How to do unpleasant tasks well
Each of us must do things we don’t like in our jobs. Effectively doing things that you like is pretty easy. But if you’re going to be successful, you’ll need to do unpleasant things well, too. So: here are some thoughts on doing unpleasant things well, from a person who had done thousands of unpleasant things well over the decades.
If everything is unpleasant, you’re in the wrong job (or have the wrong attitude)
I’m going to start with the assumption that your day is not filled with unpleasantness from start to finish. If that’s your job, start looking for a new job right now. You are not going to be able to get motivated if unpleasantness surrounds every task.
If every job you can think of is nothing but unpleasant tasks, the problem isn’t the work, it’s you. You need to find the joy in at least some of your work. Just because it’s work doesn’t mean it has to be drudgery.

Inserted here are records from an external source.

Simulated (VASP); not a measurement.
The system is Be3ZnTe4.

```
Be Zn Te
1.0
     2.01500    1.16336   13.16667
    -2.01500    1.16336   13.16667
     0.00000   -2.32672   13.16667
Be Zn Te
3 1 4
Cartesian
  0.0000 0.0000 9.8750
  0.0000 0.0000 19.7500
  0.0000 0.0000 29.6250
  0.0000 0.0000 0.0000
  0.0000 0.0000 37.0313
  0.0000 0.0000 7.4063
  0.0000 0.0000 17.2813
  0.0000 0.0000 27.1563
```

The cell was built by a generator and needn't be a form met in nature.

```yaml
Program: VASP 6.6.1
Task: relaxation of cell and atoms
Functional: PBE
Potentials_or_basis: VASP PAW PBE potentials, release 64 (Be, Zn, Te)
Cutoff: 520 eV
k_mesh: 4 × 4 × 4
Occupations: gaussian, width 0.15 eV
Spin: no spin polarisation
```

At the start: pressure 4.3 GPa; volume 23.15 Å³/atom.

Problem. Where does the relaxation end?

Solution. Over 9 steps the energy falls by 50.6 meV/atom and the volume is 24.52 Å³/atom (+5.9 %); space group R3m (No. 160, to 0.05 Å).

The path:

Doing unpleasant tasks well
Unpleasant tasks fall into three categories.
The first category are scheduled things that you dread. For example: firing an employee who consistently lags expectations, or conducting a parent-teacher conference with a particularly challenging set of parents.
To make those tasks better, prepare. Role-play what you’re going to do, write down a sequence of steps you will follow, and prepare a set of responses for unpleasant things that may happen in the meeting. This allows you to assert some control over the unpleasantness, which will make it less unpleasant.
The second category are unpleasant things that you can’t plan for. For example, the power goes out in your house and you need to save the food in the refrigerator. Or, your biggest customer has a technical problem and you need to solve it.
It is easy to freak out at moment like these. But as I learned early in my career, after panicking, you must eventually evaluate the situation and figure out the best way to deal with it. You may as well skip the panicking and go directly to the problem-solving. This will never be fun, but once again, making a bad situation less bad at least feels productive. And if others see you as a good problem-solver in a crisis, you will get a reputation as a leader.
The third category of unpleasant tasks are the most common. These are the tasks you know you have to do, but dread. Often, people put off doing these tasks because they loom large and awful in the imagination. After doing such tasks, you also often hear people say, “Wow, that was a lot easier than I thought it would be.” As it turns out, the dread magnifies the unpleasantness way out of proportion.
Here’s how I deal with unpleasant tasks for which I control the schedule:
- I don’t do them first thing in the day. Motivational gurus will tell you to do your most dreaded task first. Nobody wants to do that. I like to get myself going by doing tasks that are enjoyable, so I feel productive and competent. So I say “Hey, let’s do that unpleasant task at 10:00 or 11:00 or right after lunch, rather than first thing in the morning.
- I plan the unpleasant task. All tasks have steps. You’ll feel better if you know what those steps are. Then you will be able to break the unpleasant task down into pieces. And, unsurprisingly, lots of those pieces will be less unpleasant than what you were dreading.
- I do a half-assed job. Yes, you read that right. If you have to write a 20-page report, write it with lots of parts missing and other parts not even in complete sentences. In essence, create a rough, rough draft of your task. That will go much faster than doing the whole task well, because you can just skate through the difficult parts.
- Then I redo the task well. It is far easier to go from a crappy first draft to a great one, than to go from nothing at all to greatness. No matter what the task is, if you’ve sort of done a “dress rehearsal,” it will then become a lot easier to do the tasks.
Take note of one thing: this only works if you allow enough time to plan, draft, and revise. If you’re right up against the deadline, you won’t have time to follow these steps. And you’ll be stuck with powering through the unpleasant task from start to end, on a deadline — which is the worst. (That’s what creates drinking problems.)
Anyway, that’s my strategy for unpleasant tasks. What’s yours?
The boss where I worked at a regional planning office Down East, back in the late 70s, had a similar take on the “half-assed” aspect of doing a job. He knew that when we received a grant from the state to conduct a certain project, the budget would be blown if we tried to complete it in the first round, because the state never provided the specifics that they needed. So he’d spend a day or two working up a crappy report and send that in. Then the state would return it with all kinds of specifics that they wanted in the report. That was when we could dig into the real work, for which we still had the majority of the budget.
Smart man!
Very often, clients (in this case, the state) don’t know what they want until they see what they don’t want. Then it all becomes clearer and more focused.
I’m also completely gainst the “eat your frogs first” idea. Do people hate themselves?
I like time boxing things. I’ll do things for one day / one hour / 5 minutes and see where it gets me.